Warren’s subordinate officers were incredulous, furious, and would defend his reputation for the rest of their days. Roebling, who was out of the Army by then, would always feel things would have gone differently for Warren had he been there. He and Emily were both people of “decided temper,” as they said, but on this particular subject they were quite decided indeed, never seeing but one side of the argument.
“Just imagine Sheridan sitting on a fence, sending a staff officer every five minutes to Warren to hurry up and save him and his cavalry from being captured by Lee’s troops,” Roebling would write indignantly. “And when Warren does come (after wading through an icy creek up to their middle), saves Sheridan and wins the battle, then Sheridan turns on him and cashiers him.”

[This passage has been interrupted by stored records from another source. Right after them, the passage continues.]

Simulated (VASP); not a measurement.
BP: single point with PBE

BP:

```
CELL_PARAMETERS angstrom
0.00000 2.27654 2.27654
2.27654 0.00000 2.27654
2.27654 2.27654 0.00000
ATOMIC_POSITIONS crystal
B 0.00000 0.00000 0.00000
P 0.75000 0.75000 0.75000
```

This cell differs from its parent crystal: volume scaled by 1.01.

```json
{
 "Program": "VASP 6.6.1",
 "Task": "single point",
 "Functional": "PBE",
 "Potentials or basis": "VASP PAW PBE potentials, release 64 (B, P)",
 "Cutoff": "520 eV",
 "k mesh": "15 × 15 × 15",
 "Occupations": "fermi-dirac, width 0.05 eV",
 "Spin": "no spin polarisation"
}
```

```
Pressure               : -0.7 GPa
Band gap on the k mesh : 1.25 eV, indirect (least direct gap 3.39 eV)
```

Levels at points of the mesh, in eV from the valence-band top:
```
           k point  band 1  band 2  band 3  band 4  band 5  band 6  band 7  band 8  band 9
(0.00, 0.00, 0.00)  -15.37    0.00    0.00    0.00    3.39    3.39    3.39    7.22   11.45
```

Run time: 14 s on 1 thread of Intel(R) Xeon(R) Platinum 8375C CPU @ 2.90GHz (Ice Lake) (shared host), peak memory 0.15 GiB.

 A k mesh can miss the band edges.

After Five Forks, Warren was put in command of defenses at Petersburg. Later he went to Memphis to command the Department of Mississippi. When the war ended, he decided to stay in the Army, serving as an engineer on the upper Mississippi and as a member of the commission assigned to examine the Union Pacific Railroad. He was also in charge of the survey of the Gettysburg battlefield, where he and his young brother-in-law had had their day of glory.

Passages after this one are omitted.